Key Takeaways
- Effective language is key in diversity recruiting.
- Representation means reflecting demographics in participation, leadership, and decision-making.
- Diversity recruiting tools increase representation for underrepresented populations.
- Prioritize underrepresented areas and create inclusive recruiting strategies.
- Diversity can be increased through targeted discussion about expanding representation among particular populations.
This article from Jenn Tardy is about how to improve your diversity recruiting strategy and move the needle forward. To learn more about how to improve your organization's diversity, equity, and inclusion, check out these new guides: Helpful Diversity Recruiting Strategies You Need To Know and Diversity Recruiting Tools to Match Your Organization.
In diversity recruiting, there are two things that are important to understand. First, diversity is a noun that means variety. It is not a euphemism to define people who are different from the mainstream, dominant, or cultural norms. Second, diversity cannot inherently be within one person. In other words, Indigenous men, for example, are not inherently diverse. Diversity and the state of being diverse is in context to others. Diversity is between and among individuals only.
Here is the takeaway that I want you to remember. Effective language is important. The language that we use has the power to move us all forward, but it also has the power to leave some of us feeling behind and left out. It is why increasing diversity can feel like such an uphill battle. It is hard to support an initiative that feels like in order for one group to move forward, another group must be left behind.

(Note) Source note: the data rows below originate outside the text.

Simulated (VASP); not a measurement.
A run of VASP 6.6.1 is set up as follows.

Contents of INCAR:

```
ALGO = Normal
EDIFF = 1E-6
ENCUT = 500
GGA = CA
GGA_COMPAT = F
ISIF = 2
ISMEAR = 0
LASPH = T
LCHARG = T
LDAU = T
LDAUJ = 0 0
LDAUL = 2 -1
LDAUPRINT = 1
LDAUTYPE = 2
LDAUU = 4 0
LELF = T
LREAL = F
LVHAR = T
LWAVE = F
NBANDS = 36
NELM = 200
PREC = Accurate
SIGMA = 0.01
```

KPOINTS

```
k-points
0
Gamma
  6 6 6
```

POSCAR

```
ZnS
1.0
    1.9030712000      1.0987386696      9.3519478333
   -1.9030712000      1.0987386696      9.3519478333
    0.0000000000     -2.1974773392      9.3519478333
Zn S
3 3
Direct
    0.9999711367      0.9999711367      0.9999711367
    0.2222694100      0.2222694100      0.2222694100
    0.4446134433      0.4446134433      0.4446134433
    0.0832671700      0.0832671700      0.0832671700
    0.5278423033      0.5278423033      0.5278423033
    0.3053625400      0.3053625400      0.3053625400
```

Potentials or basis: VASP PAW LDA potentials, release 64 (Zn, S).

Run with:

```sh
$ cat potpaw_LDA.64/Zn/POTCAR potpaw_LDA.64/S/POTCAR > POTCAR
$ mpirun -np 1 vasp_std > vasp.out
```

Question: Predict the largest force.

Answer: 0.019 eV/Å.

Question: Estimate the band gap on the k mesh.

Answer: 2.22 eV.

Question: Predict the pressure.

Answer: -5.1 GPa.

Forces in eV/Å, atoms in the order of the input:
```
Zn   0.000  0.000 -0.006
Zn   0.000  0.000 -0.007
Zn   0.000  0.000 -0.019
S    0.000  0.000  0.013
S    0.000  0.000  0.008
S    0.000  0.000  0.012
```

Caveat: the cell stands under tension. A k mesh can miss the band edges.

One of the first things that we can do to create a more effective DEI recruiting program is to begin using more effective language and using diversity in the right context. Once this is in place, the second action that can be taken is to be clear about your DEI recruiting strategy.
Here is what I mean. Two of the biggest challenges we face while working to increase diversity include:
- We teach our recruiters that being diverse is a euphemism for being a woman, person of color, person with a disability, or someone who identifies as LGBTQ+, for example. We teach them that being diverse is being anything other than a cis-gender, able-bodied, heterosexual, white male.
- As leaders, we then tell recruiters to go out and increase diversity—with no strategy or roadmap in place.
When both of these actions happen in the workplace, especially within the tech industry, historically, white women have been the beneficiary of DEI recruiting strategies.
A more effective strategy is to teach all who are on the front lines of increasing diversity (i.e., recruiters, hiring managers, and executive leaders) that diversity includes everyone and that the best approach to increasing diversity includes first understanding representation.
Representation means ensuring that population demographics are appropriately reflected in participation, leadership, decision-making, etc. Ask this question: who is well represented in your workplace and who is not?
I invite you to start by thinking about populations through a historical lens. Historical workplace underrepresentation in the United States looks like women, people of color, veterans, people with disabilities, and the LGBTQ+ populations. Globally, however, historical underrepresentation looks different.
Here are three scenarios that can aid your understanding of the word representation:
- To be well-represented means that the percentage represented of a specific population in your workplace at least matches the availability of the same population in the workforce.
- When the population represented in your workplace is greater than the population available in the workforce, they are overrepresented.
- When the population represented in your workplace is lesser than the population available in the workforce, they are underrepresented.
The goal of truly effective diversity recruiting programs is to increase representation among specific underrepresented populations. In your workplace, among historically underrepresented populations, where are you currently underrepresented? This moves the conversation away from a blanket statement of increasing diversity that could be viewed as anyone but white men—toward a conversation that spotlights present workplace underrepresentation.
With a strategy like this, your recruiters become more laser focused and can begin creating recruiting strategies that include marketing and sourcing in new spaces that are overrepresented for populations where your workplace is underrepresented. In addition, recruiters can now educate themselves on ways in which bias shows up in the hiring process that tends to specifically impact the same populations. There can be measures put in place to mitigate and disrupt the bias.
While you are on the front lines of helping to increase diversity at your organization, I want to challenge you with your very next step. Once you have completed reading this blog post, I want you to learn more about where your workplace has been tripping itself up while trying to meet the initiative to increase diversity. Is it that you are unsure of exactly where your workplace is underrepresented? Is it that your workplace still speaks of diversity recruitment as a blanket statement with no action plan? Or could it be that your workplace still uses the word ‘diverse’ as an adjective that marks and “others” populations? When everyone is on the same page about increasing diversity through a more focused conversation of increasing representation among specific populations, it makes it much easier to move the needle.